IBM InfoSphere DataStage
IBM® InfoSphere® DataStage® is an ETL platform that is used to integrate data across multiple systems.
Objects Extracted
The IBM InfoSphere DataStage resource supports the following source and target data sources included in ETL mappings in IBM InfoSphere DataStage:
- •Oracle
- •Teradata
- •Flat files
The IBM InfoSphere DataStage resource extracts mappings for server and parallel jobs from the DSX or XML file. If a DSX or XML file includes sequence and standalone jobs, the resource extracts only the server and parallel jobs linked to the sequence jobs.
The resource extracts metadata for the following types of transformations in the mappings:
- •Aggregator*
- •Filter*
- •Join*
- •Funnel*
- •Sort*
- •Lookup*
- •Merge*
- •Remove Duplicates*
- •Difference*
- •Copy
- •Peek
- •SQL Transformer
- •Basic Transformer
- •Change Capture*
- •Pivot
- •Switch
- •XML Output
Note: * Indicates the transformations for which the resource displays properties in the transformation logic in the Lineage and Impact tab.

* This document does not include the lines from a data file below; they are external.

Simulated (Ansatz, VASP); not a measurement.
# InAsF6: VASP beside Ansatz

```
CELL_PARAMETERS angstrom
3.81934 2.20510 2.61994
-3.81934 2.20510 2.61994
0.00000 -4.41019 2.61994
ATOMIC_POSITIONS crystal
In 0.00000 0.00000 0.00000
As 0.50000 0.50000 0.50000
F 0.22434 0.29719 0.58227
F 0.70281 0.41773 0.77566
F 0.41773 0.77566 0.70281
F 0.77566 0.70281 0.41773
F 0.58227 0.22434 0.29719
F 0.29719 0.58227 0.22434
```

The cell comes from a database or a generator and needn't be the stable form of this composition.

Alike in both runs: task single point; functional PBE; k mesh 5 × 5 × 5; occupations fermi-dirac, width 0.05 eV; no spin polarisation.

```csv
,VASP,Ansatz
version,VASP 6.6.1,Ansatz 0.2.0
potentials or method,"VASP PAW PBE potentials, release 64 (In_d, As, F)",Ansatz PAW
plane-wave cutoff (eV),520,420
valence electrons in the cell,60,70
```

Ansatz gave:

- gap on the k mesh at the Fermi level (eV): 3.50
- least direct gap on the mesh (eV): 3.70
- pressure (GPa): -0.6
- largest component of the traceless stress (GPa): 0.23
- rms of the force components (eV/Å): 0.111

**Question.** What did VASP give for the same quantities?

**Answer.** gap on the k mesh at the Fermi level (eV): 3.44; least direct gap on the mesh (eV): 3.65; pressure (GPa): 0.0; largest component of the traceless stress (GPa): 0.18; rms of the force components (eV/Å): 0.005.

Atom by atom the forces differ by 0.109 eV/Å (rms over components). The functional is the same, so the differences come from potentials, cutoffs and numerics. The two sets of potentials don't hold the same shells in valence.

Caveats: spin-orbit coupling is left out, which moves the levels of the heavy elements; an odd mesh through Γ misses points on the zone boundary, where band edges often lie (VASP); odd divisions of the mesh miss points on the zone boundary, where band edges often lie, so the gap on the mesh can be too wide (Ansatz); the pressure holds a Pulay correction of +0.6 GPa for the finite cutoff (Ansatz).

Resource Connection Properties
The following table describes the resource connection properties:
Property | Description |
|---|
File | File in XML or DSX format that includes the operational job metadata. Verify that the file size is not larger than 250 MB. |
The following table describes the Additional and Advanced properties for source metadata settings on the Metadata Load Settings tab:
Property | Description |
|---|
Enable Source Metadata | Extracts metadata from the data source. |
Variable Values File | Select the file that includes all the parameter values required by the mappings or jobs present in the IBM InfoSphere DataStage DSX or XML file. |
Auto Assign Connections | Specifies that the connections to the resource must be assigned automatically. |
Enable Reference Resources | Extracts metadata about assets that are not included in this resource, but referred to in the resource. Examples include source and target tables in PowerCenter mappings, and source tables and files from Tableau reports. |
Retain Unresolved Reference Assets | Retains unresolved reference assets in the catalog after you assign connections. If you retain unresolved reference assets, you can view the complete lineage. The unresolved assets include deleted files, temporary tables, and other assets that are not present in the primary resource. |
Detailed Lineage | Extracts and ingests metadata related to transformation logic for assets that include transformations or stages. A transformation or stage indicates generation, modification, or passage of data between source and target connections. A transformation logic displays the mappings or data-flow-relation types between source assets and target assets related to the asset you select in Enterprise Data Catalog. |
Memory | The memory value required to run a scanner job. Specify one of the following memory values: Note: For details about the memory values, see the Tuning Enterprise Data Catalog Performance How-To Library article. |
JVM Options | JVM parameters that you can set to configure scanner container. Use the following arguments to configure the parameters: - - Dscannerloglevel=<DEBUG/INFO/ERROR>. Changes the log level of scanner to specific values, such as DEBUG, ERROR, or INFO. Default value is INFO.
- - Dscanner.container.core=<No. of core>. Increases the core for the scanner container. The value must be a number.
- - Dscanner.yarn.app.environment=<key=value>. Key pair value that you need to set in the YARN environment. Use a comma to separate multiple key-pair values.
- - Dscanner.pmem.enabled.container.memory.jvm.memory.ratio=<1.0/2.0>. Increases the scanner container memory when pmem is enabled. Default value is 1.
|
Guidelines for Configuring Parameters and Variables
The following conditions apply when you use the IBM InfoSphere DataStage resource to extract metadata:
- •The resource supports parameter value substitution when you use parameters at the connection level.
- •The parameter file does not support any syntax to isolate substitution parameters that are named identically by the mappings.
- •The entries in the Variable Values File property must be in the following format:
variable1_name=variable1_value
variable2_name=variable2_value
...
variableN_name=variableN_value
- •IBM InfoSphere DataStage uses substitution variables in parameters used in connections. If you do not provide a variable value, the resource prints the could not determine the value of a variable warning message in the log file when you run the resource. The resource does not use a substitution for the variable name in the model.
- • You must define the parameter sets in the following format for the resource:
parameterset_name.$parameter1_name=parameter1_value
- •The variable names are not case sensitive, and the resource removes any leading or trailing white space characters.
Limitations of the Resource
The following are the limitations of the IBM InfoSphere DataStage resource:
- •The resource extracts metadata only from XML or DSX files.
- •The resource does not support container transformations.